How to resolve target size being different from input size?

Hi, I’m new to ML and DL from a coding perspective.

I built the following regression NN to generate an estimate based on 8 features with 1134 datapoints.

import torch
import torch.nn as nn
import torch.nn.functional as F
import torchvision
import torch.utils.data
import torch.optim as optim
import pandas as pd 
from sklearn.preprocessing import StandardScaler

#### IMPORT THE DATASET ####

dataset = pd.read_csv('./Mel.csv')
# columns of input data
maxCol = 8
startCol = 0
# redraw the dataset
datasetInterim = dataset.iloc[:, 0:9].values
# set up independent variables
x_temp = datasetInterim[:, startCol:maxCol]
sc = StandardScaler()
x_temp = sc.fit_transform(x_temp)
# set up dependent values
y_temp = datasetInterim[:, maxCol]

datasetFinal = torch.FloatTensor(datasetInterim)
X_train = torch.FloatTensor(x_temp)
Y_train = torch.FloatTensor(y_temp)

# batch the data
trainset = torch.utils.data.DataLoader(datasetFinal, batch_size = 1, shuffle = True)
testset = torch.utils.data.DataLoader(datasetFinal, batch_size = 1, shuffle = True)

# no errors above

#### MODEL THE ARCHITECTURE ####

class Net(nn.Module):
	def __init__(self):
		super().__init__()
		self.layer1 = nn.Linear(8, 64)
		self.layer2 = nn.Linear(64, 32)
		self.layerOutput = nn.Linear(32, 1)

	def forward(self, x):
		y_pred1 = F.relu(self.layer1(x))
		y_pred2 = F.relu(self.layer2(y_pred1))
		y_output_pred = self.layerOutput(y_pred2)

		return y_output_pred

net = Net()

# no errors above

#### START THE ENGINES ####

loss_function = nn.MSELoss()

optimizer = optim.Adam(net.parameters(), lr = 0.01)

EPOCHS = 500

for epoch in range(EPOCHS):
	y_output_pred = net(X_train)
	loss = loss_function(y_output_pred, Y_train)
	optimizer.zero_grad()
	loss.backward()
	print(loss)
	optimizer.step()

My code works, largely, the loss hovers at 260. However, I have encountered the following problems:

  1. Using a target size (torch.Size([1133])) that is different to the input size (torch.Size([1133, 1])) (1133 being the sample size). I can’t seem to resolve this.
  2. I dont know how to use it. It’s good to see the loss function converging, but I dont know how to test datapoints.
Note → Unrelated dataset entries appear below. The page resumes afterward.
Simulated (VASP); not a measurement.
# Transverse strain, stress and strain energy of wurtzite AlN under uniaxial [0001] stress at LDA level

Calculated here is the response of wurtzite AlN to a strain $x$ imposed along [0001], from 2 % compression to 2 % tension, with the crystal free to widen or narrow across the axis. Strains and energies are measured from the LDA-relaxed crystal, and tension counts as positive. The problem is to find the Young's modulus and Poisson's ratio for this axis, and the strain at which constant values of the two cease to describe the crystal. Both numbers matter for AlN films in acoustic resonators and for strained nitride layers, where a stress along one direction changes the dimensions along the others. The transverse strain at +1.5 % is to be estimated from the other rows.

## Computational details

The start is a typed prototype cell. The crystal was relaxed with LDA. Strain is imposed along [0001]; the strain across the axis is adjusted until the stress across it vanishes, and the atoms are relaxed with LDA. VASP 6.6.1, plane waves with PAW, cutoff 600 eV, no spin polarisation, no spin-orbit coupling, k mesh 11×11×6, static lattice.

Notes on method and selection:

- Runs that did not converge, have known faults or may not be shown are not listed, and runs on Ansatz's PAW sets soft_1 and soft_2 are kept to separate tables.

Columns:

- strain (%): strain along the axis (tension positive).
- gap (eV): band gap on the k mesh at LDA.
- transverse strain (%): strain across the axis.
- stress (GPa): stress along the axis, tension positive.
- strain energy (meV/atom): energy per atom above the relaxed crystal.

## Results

Do you guys know how to give me a hand in this? very new to this. Big thank you!

  1. Your Y_train is just the entire label column from your pandas dataset, which has the shape {1133} (your batch_size). The output from your network is of the shape {1133, 1}, because the last nn.Linear layer takes a 2d-tensor of the shape {batch_size, in_feature}, in this case {1133, 32} and returns a tensor of shape {batch_size, out_feature}, so {1133, 1}. [self.layerOutput = nn.Linear(32, 1)]
    If you now calculate the loss, you will get a warning because of the shape difference. Either just add a new dimension to your Y_train tensor at the end using:

    Y_train = torch.FloatTensor(y_temp)[..., None]
    OR
    Y_train = torch.FloatTensor(y_temp).unsqueeze(-1)
    

    or remove the last dimension of your output

    y_output_pred = y_output_pred[..., 0]
    OR
    y_output_pred= y_output_pred).squeeze(-1)
    
  2. To validate your network, you normally set it to validate mode (deactivate Dropout and BatchNorm) and deactivate the gradient tracking:

    net.eval()
    with torch.no_grad():
        test_out = net(X_test)
        loss = criterion(test_out, y_test)
    

Just one question, why dont you use the DataLoader you defined?

2 Likes

Thanks for helping me out on point 1.
As for data loader, I have changed up the code for #### start the engines #### as follows

for epoch in range(EPOCHS):
	for data in trainset:
		x_temp = data[:, 0:8]
		#x_temp = sc.fit_transform(x_temp)
		y_temp = data[:, 8][..., None]

		y_output_pred = net(x_temp)
		loss = loss_function(y_output_pred, y_temp)
		optimizer.zero_grad()
		loss.backward()
		optimizer.step()
	print(loss)

basically I moved the x_temp and y_temp down into the epochs
Now the problem is the loss function just won’t decrease anymore, instead it goes all over the place. Is there anyway to solve that?
Lastly, im definitely sure that my architecture here is not well designed at all, do you have any suggestions?

If its jittering all over the place, this could indicate the model isn’t learning at all. But i can’t really see a mistake in the training loop. Maybe you should increase the batch_size in your dataloader, because at first your batch_size was the entire dataset and now its only one at a time.


Well you could make your model deeper (more layer) or wider (more ‘neurons’ per layer), but only if the data really requires a more complex model and if you also have enough data! At first i would leave it as it is.